Clapper Plays the 'Insurance' Card To Defend NSA Surveillance
Maintaining Americans' phone records is sound policy, Clapper said, adding 'Every time we lose another tool in our toolkit, it raises the risk.'
James Clapper, the nation's top spy, said keeping logs of U.S. citizens' phone calls is a preventive measure for discerning potential threats. Any legislation that shifts collection from the government to private telecom companies—a move Clapper has said he supports—could fail to stop a terrorist attack, he added.
The National Security Agency maintains phone records on domestic calls by Americans, according to leaks by ex-NSA contractor Edward Snowden that the government later confirmed.
Following public backlash, Clapper, who is the director of national intelligence, supported a failed 2014 bill, the USA FREEDOM Act, which would let communications providers store the phone records. The Obama administration already has changed executive branch rules to order that each log be destroyed after five years.
But Clapper said the phone companies likely would delete them sooner, undercutting the program.
“Every time we lose another tool in our toolkit, it raises the risk," he said Monday at the Council on Foreign Relations in New York. "If that tool is taken away from us—and some untoward incident happens which could have been thwarted had we had it, I just hope that everyone involved in that decision assumes responsibility and not be blamed if we have another failure exclusively on the intelligence community."
(Related: NSA Spying Continues With Another Rubber Stamp)
Clapper said he thinks telecom companies won’t be that enthused about holding on to data for the full five years.
"I think given the attitude today with the providers, they will probably do all they can to minimize the retention period, which from our standpoint lessens the utility of the data because you do need some—and we can prove this statistically—you do need some historical data, if you are going to discern a pattern,” he said.
It's better to have the call records on hand, in case they can help thwart a disaster, he said.
The policy, "to me, is much like my fire insurance policy. My house has never burned down, but every year, I buy fire insurance, just in case," Clapper said.
Since lawmakers have yet to mandate that NSA cede collection to the private sector, the secretive Foreign Intelligence Surveillance Court on Thursday quietly renewed the surveillance program until June 1.
Spy-Operated Cyber Tip Hotline Doesn’t Have Grand Ambitions
Separately, Clapper justified what he said is a need for a spy-run cyber threat analysis center on top of the six-plus cyber information-sharing facilities already operating in government. But, Clapper added, the ambitions of the new Cyber Threat Intelligence Integration Center, or CTIIC (pronounced See-Tick), are limited.

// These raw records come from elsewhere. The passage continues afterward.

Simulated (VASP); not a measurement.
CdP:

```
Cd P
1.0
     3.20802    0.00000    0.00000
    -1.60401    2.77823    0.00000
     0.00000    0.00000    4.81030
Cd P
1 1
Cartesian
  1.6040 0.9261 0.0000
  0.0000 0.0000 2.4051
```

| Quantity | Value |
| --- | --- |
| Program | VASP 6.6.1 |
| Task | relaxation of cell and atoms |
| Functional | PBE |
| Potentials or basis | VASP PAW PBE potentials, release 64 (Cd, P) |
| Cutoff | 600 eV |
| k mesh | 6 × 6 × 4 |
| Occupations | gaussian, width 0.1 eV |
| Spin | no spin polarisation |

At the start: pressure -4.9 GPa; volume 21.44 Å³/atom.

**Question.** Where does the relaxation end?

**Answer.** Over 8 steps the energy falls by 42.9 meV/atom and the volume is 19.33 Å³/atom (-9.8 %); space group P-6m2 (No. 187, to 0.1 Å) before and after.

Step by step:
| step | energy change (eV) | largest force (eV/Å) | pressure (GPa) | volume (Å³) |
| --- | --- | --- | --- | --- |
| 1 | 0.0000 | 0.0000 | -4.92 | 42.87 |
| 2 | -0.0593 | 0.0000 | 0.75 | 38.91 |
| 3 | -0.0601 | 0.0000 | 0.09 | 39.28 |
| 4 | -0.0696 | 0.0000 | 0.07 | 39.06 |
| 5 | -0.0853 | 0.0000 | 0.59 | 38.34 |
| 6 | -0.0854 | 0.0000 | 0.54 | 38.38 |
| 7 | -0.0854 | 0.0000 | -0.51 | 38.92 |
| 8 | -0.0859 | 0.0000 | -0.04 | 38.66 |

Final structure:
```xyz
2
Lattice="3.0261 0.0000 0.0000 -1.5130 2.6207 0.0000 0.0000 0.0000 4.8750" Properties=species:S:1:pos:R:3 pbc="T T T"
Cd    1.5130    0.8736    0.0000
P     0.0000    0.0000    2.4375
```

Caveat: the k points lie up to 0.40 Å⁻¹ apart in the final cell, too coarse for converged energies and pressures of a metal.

Obama last week ordered the creation of the agency, which will be modeled after the National Counterterrorism Center, an intelligence fusion center stood up in the aftermath of the Sept. 11 terrorist attacks.
It will join a crowd of other tip-swapping ventures, including the Department of Homeland Security's National Cybersecurity and Communications Integration Center; the Pentagon's Defense Industrial Base cybersecurity program; and DNI's own Information Sharing Environment.
Clapper likened the Cyber NCTC's purpose to the compilation of the president's daily brief. The center's analysis will represent "the inputs and views of the entire intelligence community," he said.
Clapper acknowledged there are some tensions within the existing information-sharing centers. "We're in the midst now of making a lot of parish calls, to all these groups, all of whom are concerned and threatened—to try to allay concerns—because the objectives here, I think, are pretty modest,” he said. "But I think we can make some value added contribution in terms of a better job."